One common task in creating UIs is laying out on-screen elements in an evenly spaced grid.

It would be really cool if we could enhance the power of vis_contents without having to constantly churn appearances. The client already knows how to lay out turfs in a grid when they are in vis_contents, but it doesn't know how to do anything with arbitrary objects.

The problem is always syntax, though.

I'm suggesting the addition of an atom property that is similar to filters, in that you send the client an arbitrary data structure that gives rules for rendering. Instead of post-processing effects, this one applies to the entire vis_contents list of an atom.

vis_layout would come packaged with the following layouts:

Grid layout

Parameters:
x,y - starting point to draw the 1st element in vis_contents from the bottom-left of the atom

skip - how many items to skip before starting the grid; Items skipped will not be drawn at all.

cols - how many items go on one row before moving to the next row.

width,height - the size of each cell. Each element will be drawn at the bottom-left of its corner, however, each atom's pixel offsets and transform will still apply.

Screen layout

Parameters:
x,y - the position to draw the screen relative to the bottom-left corner of the atom.
width,height - the width of the screen. Anything outside of these coordinates will be cropped.
icon_size - the "tile" size to use for this screen layout. See notes below.
background - null would be transparent, but a color or an icon could be supplied to use as a background image. The background image would be repeated every tile_width/height pixels.

This particular layout would hijack the fact that screen_locs don't mean anything in vis_contents. vis_contents with screen_locs inside of a screen layout would be able to treat the parent atom as though it were an in-screen map element. Much like a screen object, pixel offsets would not contribute to the final position, but transforms would.

This layout would cause the vis children to be drawn to an off-screen surface first, and then over the appearance of the parent object.


Flexible rows layout
x,y - the position to draw this layout relative to the parent
width,height - the width and height of the layout. Elements beginning outside of the layout would simply not render.
row_padding, col_padding - extra width and height added to the flow position of the cursor.
flow=EAST|WEST - What direction rows should flow in.
order=FORWARD|REVERSE - Whether to begin from the back or front of the vis children
align = NORTH|CENTER|SOUTH

Flexible column layout
flow = NORTH|SOUTH
align = EAST|CENTER|WEST

This is like the flexible rows layout, but instead of operating in rows, it operates in columns.


The flexible layouts would use the visual bounds of the child appearance to flow controls left to right, or top-to-bottom. Elements would still use their pixel offsets and transforms to affect their final visual position.



like filters, some layout variables should be animatable. Notably:

x,y
width,height
row_padding,col_padding


Finally, a few new vis_flags would make sense:

VIS_IGNORE_LAYOUT - vis children that ignore layouts won't even be considered in the counts of layouts. This will allow you to nest children inside of a layout that aren't actually part of it in order to achieve visual effects.

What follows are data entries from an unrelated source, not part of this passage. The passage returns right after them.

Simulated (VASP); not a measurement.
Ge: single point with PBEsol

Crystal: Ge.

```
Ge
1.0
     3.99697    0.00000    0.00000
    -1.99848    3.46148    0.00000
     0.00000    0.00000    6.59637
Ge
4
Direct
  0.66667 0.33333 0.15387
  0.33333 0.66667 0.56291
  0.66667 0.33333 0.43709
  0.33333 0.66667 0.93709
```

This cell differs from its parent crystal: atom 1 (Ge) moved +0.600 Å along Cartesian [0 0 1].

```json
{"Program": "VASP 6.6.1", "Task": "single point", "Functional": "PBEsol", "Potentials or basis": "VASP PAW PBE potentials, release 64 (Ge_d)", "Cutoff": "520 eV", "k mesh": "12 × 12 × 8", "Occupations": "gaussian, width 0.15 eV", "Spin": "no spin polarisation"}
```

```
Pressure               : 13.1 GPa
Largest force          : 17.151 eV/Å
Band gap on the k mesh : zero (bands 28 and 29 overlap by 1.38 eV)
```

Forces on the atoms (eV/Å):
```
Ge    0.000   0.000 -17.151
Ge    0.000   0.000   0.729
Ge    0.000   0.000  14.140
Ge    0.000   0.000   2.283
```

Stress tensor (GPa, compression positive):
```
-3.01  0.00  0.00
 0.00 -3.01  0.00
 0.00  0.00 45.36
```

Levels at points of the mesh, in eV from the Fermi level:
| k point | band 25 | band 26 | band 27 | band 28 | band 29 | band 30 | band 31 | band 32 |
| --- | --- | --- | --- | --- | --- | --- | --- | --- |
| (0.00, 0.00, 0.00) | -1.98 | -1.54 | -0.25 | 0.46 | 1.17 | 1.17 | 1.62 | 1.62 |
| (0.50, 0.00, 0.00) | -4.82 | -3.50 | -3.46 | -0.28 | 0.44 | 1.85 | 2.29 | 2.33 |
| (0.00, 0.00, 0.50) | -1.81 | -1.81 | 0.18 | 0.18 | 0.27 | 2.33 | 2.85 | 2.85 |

VIS_SCREEN_LAYOUT - vis children that have this flag will be treated as though they are screen objects, with the area of the layout being treated as though it were a screen. pixel offsets would be ignored for vis children with this flag set. For grid layouts, the tile-size of the screen is considered to be the width,height of the layout. This has no effect with vis screen layouts. For flexible rows/columns, the tile position would be relative to the position of the Xth element on the Yth row.